Japanese banks will compensate customers for costs they incurred in connection with the record two-day outage that hit the domestic fund transfer system last week.
(Bloomberg) — Japanese banks will compensate customers for costs they incurred in connection with the record two-day outage that hit the domestic fund transfer system last week.
Zengin-Net, the system’s operator, said member banks will reimburse customers for extra fees and penalties incurred from the delay in money remittance.
“We would like to apologize for causing massive troubles and anxiety for many depositors, financial institutions and others,” Matsuo Tsuji, representative director at Zengin-Net, also known as the Japanese Banks’ Payment Clearing Network, told reporters on Wednesday.
Last week’s outage was the worst in the system’s 50-year history, affecting more than 2 million outbound remittances from MUFG Bank Ltd. and nine others. The operator had initially said 11 lenders were affected but later corrected the number. The glitch also disrupted transactions at other banks since they couldn’t send money to those affected.
Tsuji said his organization will submit a report on causes, risk management and prevention measures to the Financial Services Agency by the end of November.
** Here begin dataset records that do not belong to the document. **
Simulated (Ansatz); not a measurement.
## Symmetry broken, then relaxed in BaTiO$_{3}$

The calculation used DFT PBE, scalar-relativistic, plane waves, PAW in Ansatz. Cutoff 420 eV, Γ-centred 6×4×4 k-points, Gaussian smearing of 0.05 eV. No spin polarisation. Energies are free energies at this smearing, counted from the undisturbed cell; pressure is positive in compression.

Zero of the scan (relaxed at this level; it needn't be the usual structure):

The outage happened after the replacement of relay computers that connect banks and the system, he said. The computers stopped functioning after errors in processing interbank transaction fees, Tsuji added.
The Zengin System handles about 9 million transactions worth 14 trillion yen ($93 billion) every day. Prior to the incident, the operator boasted of the reliability of the system, saying it had never experienced major troubles since it started in 1973. Zengin-Net is affiliated with the Japanese Bankers Association.